Mourning our Art Illiteracy

I think two things explain this: Woeful art illiteracy of the people in general and philosophy of art illiteracy in most of the artists
Our artist friends complain that they don’t receive proper recognition, and hardly anyone is interested in visiting art gallery recently opened in Srinagar.  Visitors, or masses, complain that the art works of contemporary artists don’t speak to them, or they fail to comprehend them. Why this disconnect? I think two things explain this: Woeful art illiteracy of people in general and philosophy of art illiteracy in most of artists. People hardly know anything about art (we don’t teach art in schools, generally speaking) and can be classified with colour blind or beauty blind  group. Those artists who think art is a profession and art works need to be exhibited, or sold, or personality of artist be expressed or art needn’t imitate archetypes or communicate well to all who are interested are ignorant of First Principles art exemplifies. They fail to understand Plato’s (and tradition’s or Islam’s) rejection of  such ideas as art as expression of personality, aestheticism, naturalist art, distinction between fine and applied artists, art as mere ornament, and of taste as criterion for judging art. (Post)Modernist secular art theory or academy doesn’t wish to understand how art is “for the glory of God and angels and sanctification of man.”  I state a few points about traditional or Islamic art theory today.
What AAP victory today brought forth is, among other things, ecstasy of democratization of power. I argue for the democratization of art, an idea that has been affirmed in traditions everywhere and may be stated in terms of the manifesto “Everyman is an artist.” Like politics, art shouldn’t be an elite business. Art is basically science of doing well a given task, thus perfecting or making lovable any given work. Art is what more familiar term ihsan suggests – doing everything in the best way it should be done. Plato, as AKC notes,  includes in artists “not only poets, painters, and musicians, but also archers, weavers,  embroiderers,  potters,  carpenters,  sculptors,  farmers,  doctors, hunters,  and  above  all  those  whose  art  is  government,  only  making  a distinction between creation and mere labor, art  and  artless  industry.”  But we have restricted the term for those who sell arts like painting or make strange art works that are not intelligible or beautiful as they don’t imitate eternal or divine model but appearances and seek more pleasure than perfection. Art is skillful making of all things, activities, not  just what we see in galleries. And in galleries what we see today is mostly the art that has no place in Ideal City of Plato or Augustine or Farabi. It is absurdity pretending to be called art work even if it is merely cerebral or psychological reaction of the “artist” that he or she has depicted. All arts are imitative and ideally imitate archetypes, divine perfection and require moral and intellectual virtues to contemplate. Art requires not assertion of will but its surrender before the Beauty.

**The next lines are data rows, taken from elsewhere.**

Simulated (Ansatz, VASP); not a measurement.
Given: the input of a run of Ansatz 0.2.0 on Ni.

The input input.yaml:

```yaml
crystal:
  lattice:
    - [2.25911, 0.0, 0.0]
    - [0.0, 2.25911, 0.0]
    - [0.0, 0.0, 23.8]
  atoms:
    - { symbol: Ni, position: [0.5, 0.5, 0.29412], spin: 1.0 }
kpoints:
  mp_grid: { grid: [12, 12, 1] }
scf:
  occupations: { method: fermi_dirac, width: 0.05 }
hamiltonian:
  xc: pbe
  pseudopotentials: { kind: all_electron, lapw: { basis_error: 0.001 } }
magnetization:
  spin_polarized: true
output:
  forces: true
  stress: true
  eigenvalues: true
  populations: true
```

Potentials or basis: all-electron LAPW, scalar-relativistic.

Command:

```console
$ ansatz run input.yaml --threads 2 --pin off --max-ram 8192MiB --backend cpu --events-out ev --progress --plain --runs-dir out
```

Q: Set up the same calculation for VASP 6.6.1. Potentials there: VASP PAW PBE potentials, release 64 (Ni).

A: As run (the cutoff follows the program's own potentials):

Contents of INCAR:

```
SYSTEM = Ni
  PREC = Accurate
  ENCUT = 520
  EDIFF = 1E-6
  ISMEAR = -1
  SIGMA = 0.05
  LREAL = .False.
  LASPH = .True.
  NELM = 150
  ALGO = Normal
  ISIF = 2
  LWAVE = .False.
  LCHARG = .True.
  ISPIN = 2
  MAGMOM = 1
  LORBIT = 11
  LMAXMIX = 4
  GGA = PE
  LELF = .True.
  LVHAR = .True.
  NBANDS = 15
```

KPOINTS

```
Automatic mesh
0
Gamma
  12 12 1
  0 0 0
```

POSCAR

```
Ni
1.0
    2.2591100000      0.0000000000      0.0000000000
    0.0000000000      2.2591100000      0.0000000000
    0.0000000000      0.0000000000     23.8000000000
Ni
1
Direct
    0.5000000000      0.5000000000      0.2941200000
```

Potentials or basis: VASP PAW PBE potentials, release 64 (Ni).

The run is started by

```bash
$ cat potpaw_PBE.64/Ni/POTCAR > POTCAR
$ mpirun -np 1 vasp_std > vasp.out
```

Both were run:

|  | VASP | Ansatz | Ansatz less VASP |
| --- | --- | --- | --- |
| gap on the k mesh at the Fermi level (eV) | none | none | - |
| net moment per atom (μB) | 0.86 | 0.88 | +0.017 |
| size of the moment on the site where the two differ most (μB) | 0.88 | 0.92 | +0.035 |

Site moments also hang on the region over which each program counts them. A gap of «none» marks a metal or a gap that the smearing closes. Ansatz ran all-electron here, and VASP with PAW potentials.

Art is not an absurd or occult game of abstractions or private symbols that “non-artists” don’t comprehend and even fellow “artists” keep guessing. Art is for everyone. Art is not for sale as art (a painting sells for crores and art has become a commodity instead of adding beauty to things or representing beauty in art works like paintings) but art objects are objects we require like utensils, clothes. Great art works recall God and celebrate or imitate Divine Beauty. They are ideally not signed as individual is not to be advertised or seen as producer of art work as individual. Artists are not separate professional class who make portraits to get money, who make paintings that are either ugly or too ambiguous or incomprehensible or obscene that fall short of moral, intellectual or spiritual perfection or betray sickness of the soul of the artist. We need art to live, to beautify our environment, to help contemplate God, to love, to celebrate. Art education should be for everyone. Even cavemen were great artists, better than most modern artists. The great film Aguntuk by philosophically inclined Satyaji Raye presents aspects of traditional view of art and meditates on the secret of perfection in cavemen’s paintings.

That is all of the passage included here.